Jeena Lee-Walker claims administrators at the High School for Arts, Imagination and Inquiry in Manhattan told her not to present lessons about the notorious case out of fear that they would “rile up” black students, according to the New York Daily News newspaper.
Her recently filed lawsuit in the case seeks unspecified damages from the New York City Department of Education, the newspaper said.
Lee-Walker says in her lawsuit that she changed her lesson plans in response to concerns of administrators at the Upper West Side high school that lessons about the so-called Central Park Five would infuriate minority students and result in “little riots” at the school.
Yet administrators still accused her of insubordination and subjected her to poor performance reviews for 18 months before firing her, the suit says.
“I felt abandoned and mistreated,” Lee-Walker said of her treatment by the district.
“I think a lot of teachers in the system feel the same way,” she said.
The five minority students wrongfully accused in the case served a decade or more in prison before being exonerated when someone else came forward to take responsibility for the Central Park attack in 2002.
The students settled with the city for tens of millions of dollars in damages last year.

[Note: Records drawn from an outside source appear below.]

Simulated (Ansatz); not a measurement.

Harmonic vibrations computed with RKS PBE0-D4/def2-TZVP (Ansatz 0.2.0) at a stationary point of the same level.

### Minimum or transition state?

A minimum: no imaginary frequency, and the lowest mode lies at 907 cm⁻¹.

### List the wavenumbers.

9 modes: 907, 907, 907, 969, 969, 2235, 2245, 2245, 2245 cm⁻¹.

But Lee-Walker, who became a victim’s rights advocate after six years in education, insists that her First Amendment rights were violated as were her rights under the teacher’s union contract.
“I was stunned” by the school district’s actions, she told the Daily News. “I was kind of like, the facts are the facts. This is what happened. These boys went to jail and lost 14, 18 years of their lives. How can you say that in a more balanced way?”
The city’s law department has declined to comment on the litigation, the newspaper said.